With more ships arriving on the scene back out at sea, the Wanderer’s role in the rescue was concluded. But after she had returned to her home port of Peel in the Isle of Man - her crew still traumatised by what they had experienced - it was to find that what they had done without any thoughts for their own safety was to be remembered over the years and particularly in one very tangible way.
Wanderer was owned by a commercial fishing company, and her skipper William Ball was their employee. But his quiet competence and humanity had made a lasting impression on those he had saved, some of whom reputedly were millionaires or their relatives. Before 1915 was over, he had received a letter from a firm of solicitors in Peel informing him that a substantial sum of money had been anonymously lodged to his credit in the town, and it was to be used to have his own fishing boat built in Peel – his dream ship.
The outcome of all this was that William Ball’s 45ft Aigh Vie – it’s Manx for “good luck” – was launched at the end of 1916, and registered as an Isle of Man fishing craft in January 1917. Unlike the Wanderer, which was an orthodox late 19th Century fishing boat of what could broadly be described as the Brixham type, the Aigh Vie was of the developing Manx Nobby form, with such a sweet hull that she was described as “yacht-like”. Yet though she could sail notably well, she always had auxiliary power, as one of the side-effects of wartime’s acceleration of marine technology was that marine engines were becoming more reliable.
Over recent years here on Afloat.ie, we have revealed aspects of Aigh Vie’s subsequent history while her restoration has been in progress at Renvyle in far Connemara by Paddy Murphy, self-funded and working mainly on his own. Originally from Dublin, he and his wife Siobhan settled in Renvyle on the shores of the Atlantic about fifteen years ago, and brought the Aigh Vie with them overland, with Paddy determined that somehow he would continue her restoration until she sailed again.
He describes himself as a blacksmith by trade, but he is a man of very many parts and talents, cheerfully and enthusiastically imbued in Irish music and culture. And in his long ownership of the Aigh Vie, he has found that his project on insufficient resources had become close to hearts of those who knew the vessel from previous stages of her existence.
When she finally finished her days as a Peel fishing boat, she was transferred in the 1930s and ’40s with her near-sisters Vervine Blossom and White Heather to work from Ardglass on the County Down coast, where a very young Tim Magennis and his brothers of a local family were often on board in port.
Tim – subsequently a veteran of a round the world voyage in a Colin Archer gaff ketch, and more recently President of the Dublin Bay Old Gaffers Association – well remembers that he and his brothers were allowed on board Aigh Vie when she returned to port provided they took on the task of clearing the scuppers of prawns, which were regarded as a non-commercial nuisance in those days, despite some of them being of substantial size. Fortunately, his mother appreciated their exceptional food quality, and the Magennis family often feasted in style on what was regarded as waste, yet became in time one of County Down’s most lucrative catches.

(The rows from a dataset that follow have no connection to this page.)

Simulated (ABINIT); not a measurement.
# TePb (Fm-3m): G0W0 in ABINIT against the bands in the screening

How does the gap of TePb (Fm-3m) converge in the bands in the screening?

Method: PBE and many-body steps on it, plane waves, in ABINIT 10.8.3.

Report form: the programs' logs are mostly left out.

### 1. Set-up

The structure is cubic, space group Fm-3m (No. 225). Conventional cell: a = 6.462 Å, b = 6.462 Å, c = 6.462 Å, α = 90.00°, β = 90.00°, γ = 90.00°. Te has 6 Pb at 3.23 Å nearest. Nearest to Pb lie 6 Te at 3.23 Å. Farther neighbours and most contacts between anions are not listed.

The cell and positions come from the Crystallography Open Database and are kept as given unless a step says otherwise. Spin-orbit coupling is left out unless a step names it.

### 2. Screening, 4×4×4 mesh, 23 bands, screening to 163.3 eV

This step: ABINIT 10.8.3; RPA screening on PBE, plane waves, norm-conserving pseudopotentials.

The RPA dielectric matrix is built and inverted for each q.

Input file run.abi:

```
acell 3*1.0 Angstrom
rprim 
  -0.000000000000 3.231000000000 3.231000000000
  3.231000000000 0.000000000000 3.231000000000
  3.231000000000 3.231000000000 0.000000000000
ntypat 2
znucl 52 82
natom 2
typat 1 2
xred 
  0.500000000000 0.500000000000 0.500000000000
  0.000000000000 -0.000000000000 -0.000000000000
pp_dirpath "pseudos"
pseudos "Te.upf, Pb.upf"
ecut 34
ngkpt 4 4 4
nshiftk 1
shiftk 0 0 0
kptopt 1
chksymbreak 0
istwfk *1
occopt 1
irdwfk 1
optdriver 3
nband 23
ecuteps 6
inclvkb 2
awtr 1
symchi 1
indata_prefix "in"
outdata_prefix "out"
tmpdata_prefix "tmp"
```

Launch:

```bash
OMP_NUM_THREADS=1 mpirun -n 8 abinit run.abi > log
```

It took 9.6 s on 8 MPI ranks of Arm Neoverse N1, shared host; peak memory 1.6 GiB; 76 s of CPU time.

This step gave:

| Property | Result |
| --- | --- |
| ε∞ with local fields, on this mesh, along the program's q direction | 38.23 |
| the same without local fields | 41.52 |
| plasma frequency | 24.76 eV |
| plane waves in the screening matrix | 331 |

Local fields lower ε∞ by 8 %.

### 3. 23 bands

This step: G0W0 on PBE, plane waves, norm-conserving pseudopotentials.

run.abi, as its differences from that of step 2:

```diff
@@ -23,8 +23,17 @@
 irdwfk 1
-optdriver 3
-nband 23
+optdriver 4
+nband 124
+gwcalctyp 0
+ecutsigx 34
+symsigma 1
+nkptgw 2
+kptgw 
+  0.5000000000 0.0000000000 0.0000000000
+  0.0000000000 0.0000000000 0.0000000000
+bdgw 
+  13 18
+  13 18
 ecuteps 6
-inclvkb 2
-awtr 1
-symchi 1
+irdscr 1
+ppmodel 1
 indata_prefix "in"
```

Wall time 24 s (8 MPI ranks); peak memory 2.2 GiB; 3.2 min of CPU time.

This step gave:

By the end of her fishing days, Aigh Vie was completely engine-powered. But boatyard-owner Billy Smyth of Whiterock in nearby Strangford Lough fully appreciated her sweet sailing hull. Converted to a cruising yacht, Aigh Vie was soon setting a Bermudan ketch rig while continuing with a more-than-adequate engine. Comfortable accommodation was installed, with a wheelhouse which took full account of the Irish and Scottish weather, and for many years each summer the Smyth family cruised the Hebrides and the West Coast of Scotland and northward to the Orkneys with such lasting effect that Billy Smyth’s son, master boatbuilder Maurice Smyth, has from time to time turned up in Renvyle to help Paddy with his enormous task of restoration.
Regular readers of Afloat.ie will be well aware of the details of this lengthy project, which has taken either 15 years or 21 years, depending on whether you start counting from the time Paddy Murphy bought the by-now ageing Aigh Vie from Billy Smyth and sailed her home to Dublin with a crew including Tim Magennis, or whether you begin from the time that Paddy decided city life was not for him and moved to the big country of the west.
Either way, the continuing saga of the restoration of Aigh Vie has become part of the Irish sailing scene for a long time, with flurries of extra activity every so often when work parties from the Dublin Bay Old Gaffers Association would descend on Renvyle to help the project on its way. And it all moved on to a new stage this year in April when Aigh Vie was finally launched down the shingle beach at Renvyle and moved round to the shelter of Derryinver Harbour for commissioning to be completed.
In April, we were all looking pale and exhausted after the longest, coldest and wettest winter in memory, and Paddy Murphy was no exception. But when I met him this week at Poolbeg Y & BC marina in Dublin on Wednesday after he and his grandson Conor had completed the voyage round from Derryinver, he was a man transformed, glowing with health and enthusiasm, and keen to continue with the project of sailing Aigh Vie the rest of the way to her birthplace of Peel in time for this weekend’s Traditional Boat Weekend at that characterful little harbour, where a useful water-retaining flapgate on the dock entrance makes the former home port of Wanderer and Aigh Vie an extremely effective facility in an area of large tides.
When Aigh Vie arrived in Dublin Bay on Wednesday, she was met by Paul Keogh and his shipmates on the Clondalkin-built Galway Hooker Naomh Cronan, and escorted into port with the hooker in the lead until Paul suggested Aigh Vie go ahead, as an easily-accessed walkway berth at Poolbeg had been cleared and retained for her.
So Paddy Murphy upped the throttle, and it was a revelation. Aigh Vie has been fitted with a 110hp Nanni Kubota diesel, and soon she had a bone in her teeth, sweeping past Naomh Cronan at a speed which can apparently be pushed up to 9 knots, yet leaving little wake behind her. That elegant stern which William Ball specified from designer-builders Nicolson & Watson in Peel is a miracle of good design - a more brutal shape would pull half the ocean astern of her.
But Aigh Vie is emphatically not of brutal shape. She is all of a piece, with a jaunty sheer which warms the heart, while Paddy has fitted her with a compact and easily-handled yet effective gaff ketch rig to provide all passage-making options.
There is still much work to be done. But the fact that she came all the way around from Connemara with just two stops – in Dingle and Crosshaven – shows just how much has been done, and on Thursday night in company with Naomh Cronan and other Dublin Bay traditional and classic craft, she made the passage from Poolbeg to Peel with her crew including Paddy’s wife Siobhan, the one and only Tim Magennis himself, Irish survey ship captain Sean Cullen whose father sailed around the world with Tim on the Sandefjord so many years ago, and Gill Mills.
Finally today in Peel, amidst so many like-minded souls and spirits at the Traditional Boat Weekend, the story will come full circle 103 years after the Lusitania horror, and 101 years after the wonderful Aigh Vie was first commissioned.